Oil Surges Over 5% as Trump Declares Iran Deal Over

Cover image from motherjones.com, which was analyzed for this article
Oil jumped more than 5-6% on renewed Hormuz risks and sanctions while US stocks slid. Energy markets face ongoing volatility from the conflict escalation.
PoliticalOS
Wednesday, July 8, 2026 — Business
Oil markets reacted immediately to the collapse of the short-lived U.S.-Iran truce, with prices rising more than 5 percent on fresh risks to Hormuz traffic. The episode shows how quickly supply concerns can reassert themselves when diplomatic pauses end. Readers should track tanker movements and any new license actions for the next signals of sustained disruption.
What outlets missed
Most outlets omitted the precise scale of recent tanker diversions and the widening of the Brent timespread into backwardation at $2.36. Coverage also left out the explicit attribution of the prior day’s 3 percent price rise to the revocation of Iran’s crude-sales license. The Pakistan-brokered 60-day negotiation window and its direct link to the current escalation received little attention outside the Reuters dispatch. No outlet examined whether the four documented turn-backs represented a sustained pattern or isolated incidents.

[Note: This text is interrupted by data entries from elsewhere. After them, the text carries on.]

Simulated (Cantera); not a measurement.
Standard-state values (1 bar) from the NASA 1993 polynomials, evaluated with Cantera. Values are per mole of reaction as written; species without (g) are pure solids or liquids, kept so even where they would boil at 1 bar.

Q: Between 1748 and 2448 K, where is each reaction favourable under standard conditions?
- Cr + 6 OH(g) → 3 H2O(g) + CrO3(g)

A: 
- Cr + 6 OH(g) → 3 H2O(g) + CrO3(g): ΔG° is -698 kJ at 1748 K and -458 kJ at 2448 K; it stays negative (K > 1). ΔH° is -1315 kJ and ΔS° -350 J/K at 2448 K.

Oil prices rose sharply on renewed fears that conflict between the United States and Iran could again threaten tanker traffic through the Strait of Hormuz. Brent crude climbed $4.27 to $78.43 a barrel, a gain of 5.76 percent, while West Texas Intermediate rose $3.91 to $74.35, up 5.55 percent, both benchmarks reaching their highest levels since June 22. The moves followed President Donald Trump’s statement that the memorandum of understanding to end the conflict with Iran was over.
The price increase built on gains of roughly 3 percent the previous day after the United States revoked the general license authorizing sales of Iranian crude. Trump’s remark came after U.S. airstrikes on Iranian targets, which Central Command said responded to attacks on three commercial vessels in the strait. Iran’s Revolutionary Guards reported striking U.S. military sites in Bahrain and Kuwait. At least four tankers turned back from attempting passage, according to ship-tracking data.
The 60-day negotiation window brokered by Pakistan last month had allowed some normalization of flows. With that window now in doubt, the Brent three-month timespread moved into backwardation at $2.36 a barrel, its widest since June 16. Saxo Bank analyst Ole Hansen said the market was again pricing the risk that renewed attacks or a broader breakdown in relations could slow the return of supplies. MST Marquee head of research Sauk Kavoniv noted that Trump’s assertion raised the prospect of the strait re-closing.
Before the earlier truce, the strait carried about one-fifth of global energy supply. Traders who had built large short positions after prices fell to pre-war levels now face the reversal of those bets. U.S. stocks declined alongside the energy-market moves, extending volatility that began with the February outbreak of hostilities.